Gosling’s nameless Driver works as a stunt car driver for the movies, but that’s not how he earns the bulk of his money. In the dark of the night, when criminals need a professional, they call him to play the role of wheelman. Timed to precision, the driver leaves very little room for error or mishap, preferring to run operations under his own terms instead of risking his own safety at the hands of others.
The film opens as we accompany Driver on his latest run. Picking up two masked criminals who have plotted and carried out a robbery at a small warehouse, he carries them away with calm self-assuredness, deftly out-maneuvering the silent alarm-triggered police cruisers and helecopter as he flawlessly escapes their grasp, walking away with his coat over his shoulder and confidence in his step.

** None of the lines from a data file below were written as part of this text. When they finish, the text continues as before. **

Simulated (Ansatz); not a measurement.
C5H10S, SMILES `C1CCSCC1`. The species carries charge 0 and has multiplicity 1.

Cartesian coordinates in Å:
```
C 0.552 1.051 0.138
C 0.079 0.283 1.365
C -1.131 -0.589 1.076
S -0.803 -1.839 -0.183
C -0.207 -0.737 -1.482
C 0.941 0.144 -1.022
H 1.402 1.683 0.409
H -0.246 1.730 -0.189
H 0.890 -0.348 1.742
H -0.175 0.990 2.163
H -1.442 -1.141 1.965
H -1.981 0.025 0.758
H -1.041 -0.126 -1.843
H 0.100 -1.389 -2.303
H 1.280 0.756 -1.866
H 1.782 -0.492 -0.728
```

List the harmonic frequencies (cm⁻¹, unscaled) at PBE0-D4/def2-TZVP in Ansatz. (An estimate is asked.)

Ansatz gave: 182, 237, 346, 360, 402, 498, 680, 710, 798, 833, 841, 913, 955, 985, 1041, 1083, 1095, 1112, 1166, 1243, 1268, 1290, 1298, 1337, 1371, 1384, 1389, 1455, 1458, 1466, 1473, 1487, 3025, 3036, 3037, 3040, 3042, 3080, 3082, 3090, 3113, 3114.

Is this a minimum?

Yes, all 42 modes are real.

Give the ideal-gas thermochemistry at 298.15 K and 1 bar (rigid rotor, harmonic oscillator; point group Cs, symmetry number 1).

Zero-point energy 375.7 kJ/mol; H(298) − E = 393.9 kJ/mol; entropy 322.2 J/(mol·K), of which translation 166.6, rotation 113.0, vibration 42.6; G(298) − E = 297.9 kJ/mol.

I was first introduced to director Nicolas Winding Refn with his ultra-violent Pusher trilogy, a well crafted series of films exploring the utter remorselessness of the drug industry in his native Denmark. For all of the old hat concepts at play in those films, Refn brought a freshness to the material that made them seem more original than they truly were. His reliance on slow, methodical shots and tense unwinding of action carries over to Drive making it one of the more stylish films released this year.
Where Hollywood would have gone for the loud squealing of tires and the quick cuts of action-heavy narrative storytelling, Refn does the opposite, preferring quieter action scenes, sometimes backed by ‘80s electronica-style music, sometimes touched only by a handful of quiet, ambient noises. His editing allows cinematographer Newton Thomas Sigel to compose complex, beautiful shots that linger on the screen longer than someone like Michael Bay would have had the patience for. His style of filmmaking fits perfectly with his laid back, contemplative central character.
The Driver, as embodied by Gosling is a careful soul, reliant more on himself than anyone else, knowing that only he has the knowledge and the skill to carry out any single scheme he has concocted. When he begins to trust others, that well oiled mechanism begins breaking down.
Carey Mulligan’s Irene is a soft-spoken, loving mother, wanting some measure of romance and simplicity that her jailed husband (Oscar Isaac) can provide. Raising her young son Benicio (Kaden Leos) alone is a daunting ask, but she manages. Her seemingly clandestine meeting with Driver propels both of their lives in directions they had never thought possible. Driver begins to fall for Irene and she for him, but her dedication is to her son and when hubby Standard is released from prison, the tension is notably higher before she lays down her feelings for a new beau and picks them up again for her husband.
Standard, as portrayed by Oscar Isaac is a flawed, but caring father. His time in prison has given him the foresight to understand that all he wants to do is care for his family; however, those who protected him the big house expect prompt repayment of their assistance. The protection money he owes belongs to thug Nino (Ron Perlman) and the local crime family’s boss Bernie Rose (Albert Brooks).
The plot is further complicated by the introduction of Bernie and his associate to the racecar prodigy Driver through Driver’s employer and friend Shannon (Bryan Cranston). Shannon not only oversees Driver’s Hollywood stunt work, he employs Driver as a mechanic at his bill-paying garage operation. Shannon wants to take a small loan from Nino to purchase a car that Driver will guide towards racing victories and the countless endorsements and monetary benefits that would go with it.
Something of a noir-esque thriller, Drive has enough style to make up for some of its more excessive moments. Anyone familiar with the Pusher films knows Refn’s appreciation of violence as a means to an end, and until the half-way point, it wouldn’t be hard to suspect he had given up on the violent elements. Yet, as with any film dealing in crime, there’s a point where violence becomes the only solution, threatening to unbalance every positive turn in Driver’s lonely life.
That Driver cannot settle down without getting someone hurt seems to indicate he is not capable of finding rest, his wickedness damning him to a life of solitude. Though the audience is never shown his past, there is little reason not to expect, through his crude actions late in the film that he has not come across similar situations in the past. He seems to know that the potential is there for his past to catch up to him, but he tries to settle down for the sake of those around him. But as we have come to expect from such decisions, they are seldom result in happy endings.